This problem isn't quite as severe as its made out to be. Dealing with the diverse hardware ecosystem and implementation bugs are both much larger problems, IMO.



"91% of the Android market is covered by 3 major versions (2.2, 2.3, and 4.0). 72% is covered by just two major versions (2.3 and 4.0)."

Disingenuous. 65% of that 72% is 2.3. And now, yet another major version has been released.


This report disagrees with you rather strongly:

http://opensignalmaps.com/reports/fragmentation.php

It claims 2.3 and 2.4 make up for ~75% of the installed base, and the remaining 25% is just a mess.


The official dashboard is http://developer.android.com/about/dashboards/index.html and has been updated fairly often - maybe once a month or so - since ICS released.

According to that chart, about 84% of devices that have accessed Google Play are on Froyo or Gingerbread, and another 7% are on ICS.

Pretty much all of the phone market is concentrated in Gingerbread and Froyo. I think fewer than 10 types of phone are on ICS.


Sony alone moved about 10 differen models released in 2011 to ICS about two weeks ago, mine among them.


This is true, but typically you will decide your minimum API level. A lot of apps moving to 2.0+ API level minimums in order to reduce the clutter.

However, compared to hardware variations and manufacturer/carrier modifications, API level is a piece of cake to handle.


That's like saying 91% of the Windows market is 3 major versions, XP, Vista, and Windows 7.

2.x and 4.x are very different beasts.


Yes, it's exactly like saying that. Windows has several years between each version and each version still has like 30-40% each, so it's quite fragmented, too.


It is fragmented. But not in the developer sense.

Microsoft has always been quite good in backporting their developer libraries. So even you did have users on XP you could simply bundle these with your app e.g. .Net, DirectX.

Google may have to look at doing something similar for 2.3 users in particular.


You're obviously not a Windows or Android developer :)

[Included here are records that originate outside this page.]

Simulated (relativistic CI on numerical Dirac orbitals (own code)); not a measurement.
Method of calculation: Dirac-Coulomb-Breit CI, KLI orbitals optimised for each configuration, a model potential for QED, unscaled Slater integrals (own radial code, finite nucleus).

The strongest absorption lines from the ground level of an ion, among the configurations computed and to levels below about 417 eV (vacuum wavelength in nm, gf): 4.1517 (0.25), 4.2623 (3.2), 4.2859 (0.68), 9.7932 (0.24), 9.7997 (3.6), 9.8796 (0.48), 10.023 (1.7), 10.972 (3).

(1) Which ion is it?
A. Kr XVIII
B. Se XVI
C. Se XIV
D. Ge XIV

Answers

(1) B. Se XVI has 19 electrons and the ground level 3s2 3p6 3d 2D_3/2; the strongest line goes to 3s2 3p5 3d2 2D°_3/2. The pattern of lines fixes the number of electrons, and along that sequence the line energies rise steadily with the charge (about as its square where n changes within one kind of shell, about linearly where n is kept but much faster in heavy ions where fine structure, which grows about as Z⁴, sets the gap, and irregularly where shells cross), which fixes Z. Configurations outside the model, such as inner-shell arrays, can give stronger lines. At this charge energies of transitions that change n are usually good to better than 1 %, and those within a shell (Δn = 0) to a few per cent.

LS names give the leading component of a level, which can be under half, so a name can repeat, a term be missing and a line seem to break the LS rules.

Backported to XP APIs have always been limited and just building software for XP is becoming increasingly difficult (probably as it should be, but the reality is that there are a lot of XP machines still out there), whereas building for both Android 2.3 and 3.0 is laughably simple. You lose out on some APIs, but most of the best stuff is in the support libraries. The "fragmentation" for OS updates (IMO) is really only a serious negative for the end user not getting new stuff, bug fixes, and security updates, not a real negative for developers (yet).

The bigger fragmentation problem for developers is different hardware and different drivers, but OS updates would not generally help with that since the vendors are probably worse with fixing driver bugs than they are with updating their phones (and that "fragmentation" is rather overblown, in any case).


> [Windows] is fragmented. But not in the developer sense.

We develop windows applications and have to support XP and up. We certainly notice fragmentation "in the developer sense".

To give some examples, we can't use true filesystem transactions[1] or the ribbon UI[2]. These aren't available as "backported developer libraries". Sometimes we run into bugs[3] which were never fixed in earlier versions.

[1] http://en.wikipedia.org/wiki/Transactional_NTFS

[2] http://msdn.microsoft.com/en-us/library/windows/desktop/dd37...

[3] http://stackoverflow.com/questions/617253/is-anyone-successf...


Yea there is big differences between XP and Vista in particular.


They are, with the Android Support Library: http://developer.android.com/tools/extras/support-library.ht...

It provides support for features from Android 3.0 (namely fragments) for all versions down to 1.6. IMO it's essential for Android development.


The platform fragmentation is still fairly poor for game development, even with the support libraries.



Microsoft has been good at backporting their developer libraries? And we are talking about phone right? So...Windows Phone 7 (silverlight) to 8 (WinRT), or even from Windows Mobile 6.5 (WinForms, OpenGL) to Windows Phone 7 (Silverlight) . How much backporting was/is being done?


No, they're talking about the desktop OS. Look about 2 or 3 levels up and you'll see the context is fragmentation between XP, Vista, and 7.


Right, but the original topic was about phone and Microsoft's great back porting reputation just hasn't shown up there. There is something hard about the problem and none of the major players are taking that approach (Apple doesn't backport, just supports old hardware with new versions until it unsupports them).


Downvote for disagreeing. Classy.


Seems pretty horrible to me. Why don't their users upgrade?


It's not the users, it's the manufacturers and carriers. Updates aren't available for most devices.


If Google would only release 1 major version of Android per year, like everyone else, they would bring those numbers for only 1 version of Android before the next one is released, instead of 2.

I understand why they had to showcase Android 4.1 now - to release with their brand new tablet. And Android 5.0 will be released this fall. But next year they really should just release Android 6.0 at I/O (their biggest and most professional event), and be done with it. Then Android 7.0 at I/O in 2014 and so on.